"This city, this sport, this is who I am".: Bill Plaschke's excellent write-up of Lisa Leslie. "This is my responsibility," she says. "I'm an athlete who has been blessed with a chance to bring different groups of people together: Different races, cultures, economic classes. If we can get them together and feeling happy for a couple of hours a night, how great is that?"
posted by Ufez Jones to basketball at 02:42 PM - 8 comments
Ufez, thanks for this post. I don't regularly follow women's hoop, but usually manage to look at a few professional games in the course of a season. Of course, UConn games are all over the place here in New England, so I watch quite a few of those. Lisa Leslie has always been synonymous with class. You don't have to be a fan to appreciate people who are willing to give up some of themselves to make others feel a little better. She captures the essence of the real entertainment value of sports in the quote you chose to use. In thinking of it, I cannot recall hearing the name of any women's basketball player linked with something less than proper conduct. I suppose it is a gender thing, but I'm willing to entertain the idea that it goes deeper than that. Is it possible that, in contrast to their male counterparts, the ladies get something more than basketball (such as an education) from the college they attend?
posted by Howard_T at 03:02 PM on August 23, 2006
Great story (even if the writing is so so). Thank you, Ufez, for bringing so many positive stories to SpoFi lately. You are an inspiration!
posted by Joey Michaels at 05:04 PM on August 23, 2006
Lisa Leslie is a class act athlete. Name me one male NBA player who would take that time. Sorry, to busy counting money. I really think the WNBA play because they love the game. Very few NBA players are that way, they want the big contracts because they play so many games. Well guess what the guys in the NHL play more and get paid less than half of any other US sport.

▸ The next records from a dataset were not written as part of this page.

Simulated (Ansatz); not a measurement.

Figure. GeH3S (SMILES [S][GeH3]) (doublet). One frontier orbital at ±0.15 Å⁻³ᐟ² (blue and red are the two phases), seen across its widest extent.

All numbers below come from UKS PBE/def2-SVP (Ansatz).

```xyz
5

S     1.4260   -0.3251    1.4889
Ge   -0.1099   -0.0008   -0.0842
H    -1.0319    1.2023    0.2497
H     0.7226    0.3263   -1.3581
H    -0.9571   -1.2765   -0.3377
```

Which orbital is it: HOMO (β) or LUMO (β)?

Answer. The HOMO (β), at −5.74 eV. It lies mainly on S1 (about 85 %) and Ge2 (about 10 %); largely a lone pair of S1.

posted by Psycho at 10:21 PM on August 23, 2006
Name me one male NBA player who would take that time. Just looking at the other links on Spofi's front page (which is not by any stretch comprehensive), I see Dikembe Mutombo, Manute Bol & Yao Ming. And yeah, I'm sure there are many American-born players whose heads are not up their own butts too. But better yet, maybe Bill Plaschke should be finding these people. That's kind of his job, and I'm sure they exist, even if (or maybe because) they are making 5-10 times (or more) what the women are making. Hell, if Ryan Leaf can become selfless and community-minded, then it can happen to anyone.
posted by chicobangs at 12:17 AM on August 24, 2006
Name me one male NBA player who would take that time. The NBA does care (flash). Don't let the headlines in your local rag (or for that matter here on SpoFi) make you jaded. But that has nothing to do with Lisa Leslie.
posted by Ufez Jones at 01:10 AM on August 24, 2006
Lisa Leslie has been one of the more visible L.A. atheletes, hell, she does color commentary for USC basketball broadcasts. And its always nice to see her get some pub. And for those of you griping about the style of the article, I have two words for you: Plasch - Kee. Go back and re-read the article. Did you notice that the man rarely has a paragraph that exceeds a sentence in length? Thats no error, that is what shows up in the LAT. I don't feel well.
posted by lilnemo at 05:16 PM on August 24, 2006
Took me long enough to read this, but yeah, good article (or at least good subject). As for "would the NBA do this"...the WNBA is the NBA in some respects; there's a lot of funding and clearly a lot of direction. You see NBA players showing up at WNBA games and WNBA players showing up at NBA games, and while there are certainly genuine fans among them, there's clearly a nudge coming from management: show support for your brother/sister team. It may be because there is less money, less hype, and thus less people on you all the time, that it's easier for WNBA players to spend time with fans -- it doesn't have to turn into an absolute mob scene every time. But there does seem to be a genuine appreciation for fans and a real drive to encourage kids (not just girls). Among her other accomplishments, btw, Lisa Leslie is an MBA. She's got a good head on her shoulders and plenty of places to go at the point where she's no longer playing.
posted by lil_brown_bat at 08:23 AM on August 25, 2006
That article was a little trite, but Lisa Leslie (Lockwood?) deserves a lot more praise than she's gotten for being a decent role model. As a fan of her chief rival, I'm naturally predisposed to rooting against her, but the way she's carried herself, her franchise, her league and her sport over the last decade is admirable, and can't be written or talked about enough.